About Mortgage Payment Protection Insurance (MPPI)

An MPPI policy pays your mortgage for you if you become unable to work for an extended period of time, as a result of redundancy, accident, sickness or disability. There are also other payment protection policies that can be obtained to cover credit card or loan repayments. If there is a reasonable chance you will find yourself out of work in the future, then this sort of policy can provide you with valuable financial assistance.

An MPPI policy should provide enough income to cover all your monthly mortgage expenses. If you have a repayment mortgage, this should be your capital and interest repayment and if you have an interest-only mortgage , the MPPI should cover your interest payment as well as your normal monthly contribution to the investment vehicle that will repay your loan.

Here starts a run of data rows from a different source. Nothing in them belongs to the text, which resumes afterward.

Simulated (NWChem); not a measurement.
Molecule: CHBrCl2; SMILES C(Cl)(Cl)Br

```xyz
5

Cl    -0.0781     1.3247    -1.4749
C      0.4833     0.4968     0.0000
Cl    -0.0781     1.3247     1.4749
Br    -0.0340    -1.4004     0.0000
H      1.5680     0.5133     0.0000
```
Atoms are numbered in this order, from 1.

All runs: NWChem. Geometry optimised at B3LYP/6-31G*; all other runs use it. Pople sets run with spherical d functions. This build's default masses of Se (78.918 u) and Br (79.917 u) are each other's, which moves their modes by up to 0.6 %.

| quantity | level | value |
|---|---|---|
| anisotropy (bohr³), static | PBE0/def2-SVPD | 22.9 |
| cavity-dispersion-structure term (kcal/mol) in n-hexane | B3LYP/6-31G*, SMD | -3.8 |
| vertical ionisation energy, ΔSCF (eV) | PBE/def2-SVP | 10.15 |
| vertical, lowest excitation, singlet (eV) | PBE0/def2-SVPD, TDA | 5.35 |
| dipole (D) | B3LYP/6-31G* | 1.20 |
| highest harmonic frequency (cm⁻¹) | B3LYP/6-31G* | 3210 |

Most non-mortgage PPI products are taken out for a length of time that corresponds to the life of the loan it is protecting. Some people cover themselves for slightly less than the loan period, in the assumption that they will somehow be able to make the payments for a short time, even if they lose their job. Only do this if you are absolutely sure that you will be able to cover your payments. Mortgage PPI is usually taken out for anything from one to five years at which point you can reassess and decide whether to renew the policy.

There is usually a deferral period - a length of time after you are unable to work or make the claim before you can start to receive insurance payouts. Typically this ranges from 30 to 60 days, though for non-mortgage related products, the deferral period can be as long as 90 or even 120 days.